WASHINGTON – The U.S. Defense Advanced Research Projects Agency is studying technology that would enable the installation of antennas aboard satellites already on orbit, the latest of a series of exploratory efforts in satellite servicing and on-orbit assembly.
DARPA awarded satellite manufacturer Space Systems/Loral of Palo Alto, California, a five-month study contract valued at $250,000, said Jared Adams, an agency spokesman.
DARPA’s mission, generally speaking, is to pursue high-risk, high-payoff technology development projects for the Pentagon. The agency has spent over a decade developing on-orbit satellite-servicing and robotics technologies. Currently, DARPA has two such programs underway: Phoenix, ultimately aimed at salvaging useful components from old satellites, and the Robotic Servicing of Geostationary Satellites, intended to establish a robotics operation in geosynchronous orbit to perform servicing tasks.
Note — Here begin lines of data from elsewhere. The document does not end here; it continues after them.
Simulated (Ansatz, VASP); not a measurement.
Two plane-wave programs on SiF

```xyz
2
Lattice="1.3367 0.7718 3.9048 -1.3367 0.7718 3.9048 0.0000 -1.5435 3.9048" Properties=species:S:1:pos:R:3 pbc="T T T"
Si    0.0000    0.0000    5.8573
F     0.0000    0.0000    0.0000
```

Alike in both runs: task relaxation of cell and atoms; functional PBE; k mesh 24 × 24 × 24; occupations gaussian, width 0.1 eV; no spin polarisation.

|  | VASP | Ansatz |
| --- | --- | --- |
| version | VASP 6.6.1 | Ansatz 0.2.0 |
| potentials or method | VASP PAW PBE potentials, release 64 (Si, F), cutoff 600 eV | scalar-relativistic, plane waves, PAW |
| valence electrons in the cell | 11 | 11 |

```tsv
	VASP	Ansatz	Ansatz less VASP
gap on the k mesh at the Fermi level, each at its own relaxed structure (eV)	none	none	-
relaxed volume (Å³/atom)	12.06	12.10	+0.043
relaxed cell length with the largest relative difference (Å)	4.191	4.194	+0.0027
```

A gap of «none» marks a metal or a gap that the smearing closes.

SSL has long been one of DARPA’s Phoenix contractors, but Adams described the new effort, known as Dragonfly, as a separate stand-alone study of robotics in space.
Because of volume limitations inside rocket fairings, antennas aboard today’s telecommunications satellites typically must be launched in a stowed position, and on-orbit deployment of the hardware can be risky, said Steve Oldham, SSL’s vice president of strategic business development. Dragonfly technology is a potential way around those fairing limitations, he said.
“The Dragonfly program gives SSL the opportunity to demonstrate our advanced robotics capabilities with a mission that has the potential to transform the way satellites are built,” John Celli, president of SSL, said in the release.
SSL is known as a manufacturer of large commercial telecommunications satellites. But its parent company, MDA Corp. of Richmond, British Columbia, is a world leader in space robotics.
SSL officials said they believe Dragonfly technology could have military and commercial applications.
If DARPA were to pursue additional phases of the Dragonfly contract, an on-orbit demonstration could take place in the 2020s, Oldham said.